Headline Snaps are part of an experiment a friend and I started some time during our college years.
Essentially, they are fabricated news headlines inspired mostly by real world events, but exaggerated for comedic effect. Specifically, the source data we're working with is .png
or .jpeg
files, created via Snapchat, with a plain black background and white text as the news headline.
Once we realized the comedy and entertainment value they could provide, we started producing Headline Snaps more frequently, to the point where we've now amassed several thousand of them over the course of 6-7 years. The sheer volume led us to want to convert them into some form of analyzable data, so we could run various experiments (graphs, trends, themes, language models, text synthesis). This is what sparked the motivation for this project.
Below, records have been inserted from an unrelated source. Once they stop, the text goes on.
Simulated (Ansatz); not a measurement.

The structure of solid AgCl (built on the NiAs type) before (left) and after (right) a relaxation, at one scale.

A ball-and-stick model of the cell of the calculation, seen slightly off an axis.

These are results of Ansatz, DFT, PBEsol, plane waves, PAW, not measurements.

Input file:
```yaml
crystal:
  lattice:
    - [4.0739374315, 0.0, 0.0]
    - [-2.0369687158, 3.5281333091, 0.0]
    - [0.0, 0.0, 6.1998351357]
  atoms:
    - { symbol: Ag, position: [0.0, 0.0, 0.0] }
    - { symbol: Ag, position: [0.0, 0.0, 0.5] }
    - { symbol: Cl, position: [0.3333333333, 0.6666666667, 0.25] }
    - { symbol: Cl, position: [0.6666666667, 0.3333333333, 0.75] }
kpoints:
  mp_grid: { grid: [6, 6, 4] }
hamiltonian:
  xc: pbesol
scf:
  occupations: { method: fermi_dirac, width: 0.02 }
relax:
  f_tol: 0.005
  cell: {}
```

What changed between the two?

I preferred to keep this project a set of tools (hence 'toolkit'), rather than a "pre-made database plus specific set of experiments" created from our current set of source data. This way, it could be applied to future sets of Headline Snaps, should anyone decide to emulate this experiment with their own friends. I think it's interesting to see the interplay between two (or more) participants' unique experiences and sense of humor, once the source material is converted to useable data throughout the pipeline created in this project. From there, it can be used to generate new Headline Snaps in a way that captures a fusion of the sentiments of the contributions to the dataset.
Of course, the particular incarnation of the data (an image file with text representation) is not optimal (neither for ease of creation nor data processing). But, for us, it became such a habit, and our existing thousands of Headline Snaps were in this form already. So I decided that part of the pipeline for data processing would need to be an OCR step, since black background + white text is rather ideal for OCRing. It became an element of the learning aspect of this project.
- OCR/Tesseract via pytesseract
- image processing via PIL
- command line argument handling via argparse
- language models / text synthesis via nltk
- database handling with sqlite
- data analysis with word clouds, bar graphs, etc.
- more Python development